Group targeting NC Lt. Gov originally a Soros project
"Right Wing Watch" is a project of Norman Lear's far-left "People for the American Way."
Over the past few months, a group called “Right Wing Watch” has dropped videos of North Carolina’s Lt. Governor Mark Robinson at various past speaking engagements.
The videos are meant to be disparaging to Robinson, the state’s first Black lieutenant governor, but he has so far refused to take a knee to what some call the ‘rage mob’ and has stood by his remarks.
North Carolina media have been quick to report and circulate the videos, often adding their own interpretation to what Robinson says in them, all without a single line written about the source: Right Wing Watch.


So, what is Right Wing Watch (RWW)?
It’s an agitpropist and a project of the People For the American Way (PFAW).
“Right Wing Watch is a project of People For the American Way (PFAW) dedicated to monitoring and exposing the activities and rhetoric of right-wing activists and organizations in order to expose their extreme agenda,” the RWW website’s about page reads.

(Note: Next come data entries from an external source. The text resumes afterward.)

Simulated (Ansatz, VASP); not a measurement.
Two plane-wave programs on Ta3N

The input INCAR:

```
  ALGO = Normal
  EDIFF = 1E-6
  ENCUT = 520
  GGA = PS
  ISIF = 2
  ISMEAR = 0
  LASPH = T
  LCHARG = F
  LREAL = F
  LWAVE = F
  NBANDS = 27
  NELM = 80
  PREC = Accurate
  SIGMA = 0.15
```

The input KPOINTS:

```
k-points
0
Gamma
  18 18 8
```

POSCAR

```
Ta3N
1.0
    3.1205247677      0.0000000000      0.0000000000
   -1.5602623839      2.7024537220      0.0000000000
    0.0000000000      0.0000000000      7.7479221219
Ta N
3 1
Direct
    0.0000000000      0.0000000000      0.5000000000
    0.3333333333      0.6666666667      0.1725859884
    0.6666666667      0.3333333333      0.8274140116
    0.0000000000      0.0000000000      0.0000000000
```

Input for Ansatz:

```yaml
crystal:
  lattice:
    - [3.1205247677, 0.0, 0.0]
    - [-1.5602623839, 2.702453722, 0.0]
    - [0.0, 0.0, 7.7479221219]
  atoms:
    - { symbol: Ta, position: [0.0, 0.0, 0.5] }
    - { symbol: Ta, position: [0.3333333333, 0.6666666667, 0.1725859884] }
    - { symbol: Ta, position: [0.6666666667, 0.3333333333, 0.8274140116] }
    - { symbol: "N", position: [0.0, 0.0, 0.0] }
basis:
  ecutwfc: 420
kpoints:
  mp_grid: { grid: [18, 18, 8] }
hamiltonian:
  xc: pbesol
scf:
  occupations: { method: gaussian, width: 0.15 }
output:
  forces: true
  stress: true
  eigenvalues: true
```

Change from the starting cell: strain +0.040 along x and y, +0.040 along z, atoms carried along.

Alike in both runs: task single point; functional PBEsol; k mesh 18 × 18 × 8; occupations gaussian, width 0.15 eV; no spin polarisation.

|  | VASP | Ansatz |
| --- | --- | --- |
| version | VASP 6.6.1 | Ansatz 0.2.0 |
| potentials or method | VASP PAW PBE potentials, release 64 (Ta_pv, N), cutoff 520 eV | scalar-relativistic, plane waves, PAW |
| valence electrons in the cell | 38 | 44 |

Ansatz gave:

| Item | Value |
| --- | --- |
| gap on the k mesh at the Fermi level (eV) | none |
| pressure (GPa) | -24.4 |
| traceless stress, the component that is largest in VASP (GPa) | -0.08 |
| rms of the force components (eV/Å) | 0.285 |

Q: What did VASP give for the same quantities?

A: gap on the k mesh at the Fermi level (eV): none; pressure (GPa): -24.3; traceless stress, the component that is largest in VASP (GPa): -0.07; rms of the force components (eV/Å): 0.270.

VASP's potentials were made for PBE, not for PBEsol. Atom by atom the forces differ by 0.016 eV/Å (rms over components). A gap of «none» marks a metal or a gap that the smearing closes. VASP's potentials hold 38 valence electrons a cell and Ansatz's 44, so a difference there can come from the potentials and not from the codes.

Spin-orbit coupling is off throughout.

As it says itself, the entire purpose of RWW is to monitor and then attack conservatives who its parent organization sees as “extremists,” and in particular, those holding devout religious beliefs like Robinson.
There are only five “authors” listed on the RWW website. The first on the list is Adele M. Stan whose title is research director. Stan was a member of the infamous Journolist, a collection of roughly 400 or so progressive journalists who were caught coordinating their reporting to favor Democrats and Barack Obama while smearing the Republican party.
Two of the authors, Kyle Mantyla and Peter Montgomery, are Senior Fellows of PFAW. Based on content on the RWW website, Mantyla appears to be the person tasked with monitoring and attacking Robinson.
Montyla is the author behind the tweet containing a video of Robinson's remarks about 'getting warlike'. At the bottom of his Nov. 8 article on that video are four other hit pieces on Robinson, mainly about his Christian faith, but also willfully misrepresenting Robinson's remarks about pornographic books in K-12 schools as an attack on LGBT and trans people. The Nov. 8 article also misleads on the proposed $600 IRS rule; it was not withdrawn but instead, a change to a $10,000 threshold was proposed.
What and who is PFAW?
PFAW’s website says the organization is “a progressive advocacy organization founded to fight right-wing extremism and defend constitutional values including free expression, religious liberty, equal justice under the law, and the right to meaningfully participate in our democracy.”
The group supports progressive political agenda items, attacks the religious right, and typically supplies support for various First Amendment causes deemed in alignment with the organization’s left of center ideological views.
What the group doesn’t say is that it is a project of George Soros’ Tide Foundation that was founded in 1981 by Hollywood producer Norman Lear, the late Rep. Barbara Jordan (D-TX), Rev. Theodore M. Hesburgh, and Andrew Heiskell.
Lear is known for producing the tv sitcoms shows All in the Family, The Jeffersons, Maude, and Sanford and Son, and many others. Board members include Hollywood moguls like Alec Baldwin, Seth MacFarlane, Jane Lynch, and producer Howard Klein.
The organization is a 501(c)4 dark money group established in the wake of the landslide election of the late former President Ronald Reagan. PFAW also has a Foundation, registered as a 501(c)3.
PFAW has been involved in funding and backing a number of Democrat candidate campaigns as well as spending millions in lobbying.
One high-profile candidate was Andrew Gillum, the former Tallahassee mayor who lost the Florida governor’s race to Republican Ron DeSantis. Gillum’s campaign was upended after Gillum was caught in a Miami Beach hotel with a male escort and methamphetamine.
According to LinkedIn, Gillum’s most current job is “Program Director and Senior Field Organizer at People for the American Way/Foundation.”